Episode Prompto Art

Review: FFXV Episode Prompto has great music

Episode Prompto is the second FFXV DLC scenario, focusing on the titular bro. It comes after Episode Gladiolus and continues the trend of including gameplay that’s entirely different from the main scenario. How does it work out? Let’s break it down with as little spoilers as possible.

The scenario opens with Prompto nearly freezing to death in the snow, but being whisked away to an enemy facility after his collapse. Alone, and forced to fight his way out, Prompt becomes the protagonist of his own third person shooter. If that sounds weird to you, wait until you play it: The developers were clearly experimenting with a new genre, and have never played Resident Evil 4, but their friends told them how cool it was, so they tried to make big awesome set pieces with the snowmobile.

The visuals are as good as the rest of FFXV, but it suffers from the incredible blandness of an uninspired tundra and copy/paste military facilities. I appreciate the attempt to give more with Episode Prompto, but filling out the open snowfield with repetitive battles and snowmobile time trials was not the way to go about doing so. It’s fun for a little while, and it was exciting the first time you do the snowmobile bit, but having a more linear path would have been better overall.

Episode Prompto ShooterShooting feels bad, but at least it looks good…right?

This is not helped by the fact the controls aren’t very good. Shooting is not fun, the controls for the grenade are laughably bad, and the camera frequently bugs out when using techniques. When Prompto runs out of ammo for his current side weapon, battles drag on until he gets another. This isn’t a big deal when fighting regular soldiers, because they’re easily staggered and Prompto can steal their weapons. Against Mechs out in the open field, the battles are nothing more than terrible slogs. Mercifully, Prompto eventually gets an ally that can deal out far better damage than he’s capable of, because the combat is not fun at all after the first 15 minutes.
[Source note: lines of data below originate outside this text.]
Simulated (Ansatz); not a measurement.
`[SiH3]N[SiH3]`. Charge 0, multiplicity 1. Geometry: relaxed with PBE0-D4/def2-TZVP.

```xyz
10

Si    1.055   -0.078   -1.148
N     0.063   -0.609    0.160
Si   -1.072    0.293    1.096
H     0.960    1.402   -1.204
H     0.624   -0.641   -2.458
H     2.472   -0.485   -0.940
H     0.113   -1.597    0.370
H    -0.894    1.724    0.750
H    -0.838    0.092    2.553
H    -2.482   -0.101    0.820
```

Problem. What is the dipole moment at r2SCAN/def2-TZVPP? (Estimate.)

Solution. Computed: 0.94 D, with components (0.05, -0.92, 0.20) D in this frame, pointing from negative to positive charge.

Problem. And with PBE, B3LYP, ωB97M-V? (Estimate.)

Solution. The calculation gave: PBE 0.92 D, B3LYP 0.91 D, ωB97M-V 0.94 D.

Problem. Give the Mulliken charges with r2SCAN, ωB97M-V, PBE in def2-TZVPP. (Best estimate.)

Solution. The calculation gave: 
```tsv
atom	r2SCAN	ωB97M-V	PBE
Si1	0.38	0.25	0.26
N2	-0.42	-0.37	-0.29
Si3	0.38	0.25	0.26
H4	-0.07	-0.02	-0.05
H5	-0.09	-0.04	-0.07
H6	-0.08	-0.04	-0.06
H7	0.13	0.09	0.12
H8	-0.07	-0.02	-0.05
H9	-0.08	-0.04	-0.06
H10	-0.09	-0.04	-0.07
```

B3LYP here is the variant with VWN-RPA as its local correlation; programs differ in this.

The DLC ends with a big set piece that was too easy, and made me feel that the Empire should never have been a threat if their greatest super weapon could be taken down in such a pitiful display. Seriously, I could understand if the Chosen King and his magically-super-powered entourage took down something like this in a climactic battle, but a pair of magic-less combatants, a snowmobile, and a thousand bullets shouldn’t have been so effective.

As a fan of FFXI, I cannot praise Naoshi Mizuta’s work enough, so I was very excited to hear he was the guest composer for Episode Prompto. He did not disappoint, as the music is the brightest spot of the entire DLC.

CSG Case Summary

FFXV Episode Prompto Review

  • Visuals 7
  • Audio 9
  • Controls 5
  • Gameplay 5
  • X-Factor 6

Final Judgement: 6/10

Fans that absolutely must get more story from FFXV’s interesting, but poorly fleshed out, world will get their fix. Anyone that didn’t care for FFXV before, will find even less to care about here. Episode Prompto is not great, but at least the music is nice and there’s an appearance by a fan favorite character.